Friday, April 29, 2011

The Hidden Agenda of the Straits Times Editorial

Can the Straits Times (ST) honestly say that it stands neutral in the present hustings? Everyone knows that it is under the tight control and direction of the Singapore Press Holdings helmed by a former PAP deputy prime minister who is in reality the government spin doctor and the ST can best be described as a propaganda broadsheet of the PAP. Anyone with any article critical of the government or its leaders aspiring to find printing of it in the ST will invariably come up against a wall of courteous denial, as the famous author Catherine Lim experienced recently when she sent a satirical letter about the comical Minister Mentor to the ST for airing in its Forum.

Let's examine the implication of the ST editorial :GE 2011. What do voters really want? What does it try to imply by saying that the voter cannot vote for the opposition with the assurance that PAP will be returned to power in any case? It is a given that, with the present political state, the PAP will be returned to power but perhaps with a reduced majority. Is not the ST calling on the voters not to vote the opposition? It shows the ST is treading on questionable ground as a national newspaper supposedly dedicated to an objective presentation of news to the public. A blind man can easily discern that this is hardly objective by no stretch of imagination,

Next the editor cannot resist the temptation of touching on the hotly contested Aljunied GRC which is being closely watched by not only the public and voters but also the PAP leaders as well as the opposition. To expect the editor to present an objective and impartial view of the electoral fray in Aljunied GRC may be somewhat unrealistic. He insinuated that a Workers' Party (WP) victory will not be cost-free. The so-called exquisite quality of the PAP team is given great play, especially the team leader Foreign Minister George Yeo. He is being put in the same distinguished category of the late Foreign Minister S. Rajaratnam. The editor asked if Singapore would have been better off if Mr. S. Rajaratnam, Singapore's first Foreign Minister, had been defeated in the 1963 GE as he almost was. The answer is given as an obvious no.

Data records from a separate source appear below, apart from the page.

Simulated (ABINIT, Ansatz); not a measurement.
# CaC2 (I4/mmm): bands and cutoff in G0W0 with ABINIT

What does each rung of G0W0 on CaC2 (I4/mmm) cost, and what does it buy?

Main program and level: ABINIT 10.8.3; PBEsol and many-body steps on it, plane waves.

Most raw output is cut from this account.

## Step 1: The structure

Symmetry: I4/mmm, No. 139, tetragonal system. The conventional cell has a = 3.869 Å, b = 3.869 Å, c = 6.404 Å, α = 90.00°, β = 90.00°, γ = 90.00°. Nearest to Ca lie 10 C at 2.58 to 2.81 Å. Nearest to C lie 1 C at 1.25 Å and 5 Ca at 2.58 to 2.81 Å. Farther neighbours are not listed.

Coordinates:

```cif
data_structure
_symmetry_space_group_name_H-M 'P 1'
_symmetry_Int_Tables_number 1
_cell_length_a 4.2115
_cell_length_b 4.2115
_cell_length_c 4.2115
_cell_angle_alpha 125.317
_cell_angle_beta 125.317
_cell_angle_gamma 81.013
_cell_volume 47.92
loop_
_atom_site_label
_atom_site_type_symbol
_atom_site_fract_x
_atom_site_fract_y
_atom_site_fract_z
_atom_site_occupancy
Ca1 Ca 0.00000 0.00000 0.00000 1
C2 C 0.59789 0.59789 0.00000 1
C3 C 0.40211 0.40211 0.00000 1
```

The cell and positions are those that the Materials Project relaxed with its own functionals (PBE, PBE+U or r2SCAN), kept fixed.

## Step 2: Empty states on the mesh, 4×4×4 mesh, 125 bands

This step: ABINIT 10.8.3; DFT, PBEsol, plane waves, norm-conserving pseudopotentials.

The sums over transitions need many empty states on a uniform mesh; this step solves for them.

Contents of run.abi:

The editor further asked if voters want a strong opposition badly enough to boot out of office so many able people. Can they vote against Rajaratnam, he asked? Even a blind man can see where the ST editor's tendentious arguments are leading to. Firstly it is invidious to compare George Yeo with the late S. Rajaratnam and secondly it is sacrilege to invoke the late Foreign Minister's name in such circumstances. Comparison of merits between George Yeo and the late S. Rajaratnam is at best subjective.

ST is never a neutral newspaper and its tendentious deprecation of the Workers' Party is a natural progression of its heinous design. The electoral battle in Aljunied GRC has begun and it is best for newspapers not to take sides, leaving it to the contesting parties to convince the voters respectively and win their votes.